Thursday, March 3, 2011

Musings: Changing Times

Koko and I went out in a murky night that was a mere hair away from a Pisces new moon — a night made darker still by the arrival of thick clouds holding rain that arrived, heavy and hard, about 10 p.m. and lingered, drumming relentlessly on the roof for hours, until it finally just stopped and deep, solid sleep returned until the downpour resumed, in earnest, just about the time I heard the sound of the car that delivers my neighbors' newspapers, wrapped in plastic.

A Honolulu friend came over recently, bearing his lunch in a plastic bag, the kind with handles that you can’t get on Kauai anymore.

“Are those still legal over there?” I asked and he affirmed they were.

“Can you bring a few next time you come?” I asked. “They really come in handy for the homeless people who visit the food pantry.”
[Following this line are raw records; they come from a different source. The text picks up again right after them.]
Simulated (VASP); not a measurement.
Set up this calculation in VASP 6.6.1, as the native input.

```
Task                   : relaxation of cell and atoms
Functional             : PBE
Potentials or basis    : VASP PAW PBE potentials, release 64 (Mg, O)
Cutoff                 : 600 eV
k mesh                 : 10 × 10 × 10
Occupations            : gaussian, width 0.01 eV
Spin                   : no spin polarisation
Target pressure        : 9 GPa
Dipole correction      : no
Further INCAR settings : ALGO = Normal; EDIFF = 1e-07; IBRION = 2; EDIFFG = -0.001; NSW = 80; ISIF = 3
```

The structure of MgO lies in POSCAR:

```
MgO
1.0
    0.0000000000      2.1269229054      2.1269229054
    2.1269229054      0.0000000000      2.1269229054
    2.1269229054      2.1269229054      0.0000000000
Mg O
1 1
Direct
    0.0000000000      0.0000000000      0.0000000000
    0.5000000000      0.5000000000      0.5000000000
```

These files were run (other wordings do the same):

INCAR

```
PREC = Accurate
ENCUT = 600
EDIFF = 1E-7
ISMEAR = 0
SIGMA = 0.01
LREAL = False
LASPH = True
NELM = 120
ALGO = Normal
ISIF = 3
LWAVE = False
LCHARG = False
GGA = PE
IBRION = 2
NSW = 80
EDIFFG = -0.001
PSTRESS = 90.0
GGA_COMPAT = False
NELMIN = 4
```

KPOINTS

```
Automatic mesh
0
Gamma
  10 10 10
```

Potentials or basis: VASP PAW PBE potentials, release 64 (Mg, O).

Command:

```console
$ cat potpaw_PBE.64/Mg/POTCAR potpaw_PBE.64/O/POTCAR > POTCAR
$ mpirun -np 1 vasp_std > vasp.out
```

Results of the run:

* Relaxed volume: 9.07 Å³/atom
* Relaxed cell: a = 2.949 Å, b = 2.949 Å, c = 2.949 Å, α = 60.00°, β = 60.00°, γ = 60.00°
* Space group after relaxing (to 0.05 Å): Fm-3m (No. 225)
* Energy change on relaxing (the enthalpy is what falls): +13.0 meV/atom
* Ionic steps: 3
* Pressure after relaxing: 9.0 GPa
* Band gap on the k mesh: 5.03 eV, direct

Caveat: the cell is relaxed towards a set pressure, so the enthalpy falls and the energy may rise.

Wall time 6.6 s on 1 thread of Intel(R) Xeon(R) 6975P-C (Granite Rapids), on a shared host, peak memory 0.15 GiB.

“I don’t know,” he replied, squirming visibly in his seat. “I don’t want to get caught at the airport smuggling in plastic bags.”

It used to be that folks only worried about the illegality of a plastic bag’s contents. Now, as the stuff that is typically transported in a plastic bag eases toward freedom, plastic bags are moving into the realm of prohibition. And folks who otherwise would never come to a Council meeting showed up to vigorously debate a proposed change in the new bag-banning ordinance.

Yes, the times they are a-changin.

Like the “personal message,” in the form of a mass email, I got from Sen. Akaka, announcing he won’t run for re-election in 2012, thus opening a seat that’s been locked up since 1990. Wow. That's a long time for one man to reign, and Inouye's been in there even longer. Of course, Linda Lingle is eyeing the Senate seat. But don’t you think Mazie Hirono could beat her?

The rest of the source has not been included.